A review by ellisknox
Oscar Charleston: The Life and Legend of Baseball's Greatest Forgotten Player by Jeremy Beer

2.0

Exactly what the title says. Oscar Charleston may not be quite entirely forgotten, but he's certainly largely unknown to white baseball fans. And he's certainly one of the greatest men ever to have played the game.

The author has done massive research and is careful in making his case. He has to be, because the records are so spotty (Charleston played most of his career between the two world wars). I enjoyed learning about how ad hoc were the games played by black players in this era. A team would form. Maybe it would be in a league, maybe not, but the team would play a great many non-league games. It was really more like a band playing gigs wherever they could find some. Because it all meant getting paid and staying afloat just a little longer. Sometimes it wasn't even clear whether a game played between two league teams would be counted as a league game.

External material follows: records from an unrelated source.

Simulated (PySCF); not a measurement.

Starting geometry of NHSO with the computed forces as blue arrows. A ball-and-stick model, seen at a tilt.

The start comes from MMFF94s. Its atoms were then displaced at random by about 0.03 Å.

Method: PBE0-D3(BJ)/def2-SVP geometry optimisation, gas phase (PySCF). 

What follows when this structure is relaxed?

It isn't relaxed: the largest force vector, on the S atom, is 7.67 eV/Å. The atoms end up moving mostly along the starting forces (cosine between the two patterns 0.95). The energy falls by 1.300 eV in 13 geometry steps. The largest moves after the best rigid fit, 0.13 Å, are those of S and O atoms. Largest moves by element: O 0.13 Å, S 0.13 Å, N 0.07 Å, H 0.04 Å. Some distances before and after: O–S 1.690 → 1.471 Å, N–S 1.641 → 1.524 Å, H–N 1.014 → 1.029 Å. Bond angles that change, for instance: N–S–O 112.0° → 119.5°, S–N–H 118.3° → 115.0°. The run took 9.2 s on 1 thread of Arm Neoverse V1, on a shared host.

Charleston was an interesting figure and Beer did a good job catching my interest, but maybe I'm not the right audience here. A goodly part of many chapters is spent just sort of relating games played. Beer hits the highlights, but read enough of those sort of chapters and it all sort of ran together.

In addition, a number of baseball biographies follow a similar formula. We hear about the main character. Then we are introduced to key figures in his life: parents, wife, managers, team-mates. At each introduction, for the important ones anyway, the narrative promptly rolls back and gives us an abbreviated biography of them. For me, this detracts from the focus and from the pacing. I found myself just sort of powering my way through the later chapters.

Anyway, for a baseball enthusiast, you really ought to read this. Charleston was one of the greatest hitters and fielders of all time. Contemporaries compared him to Cobb and Gherig, and Jeremy Beer certainly agrees.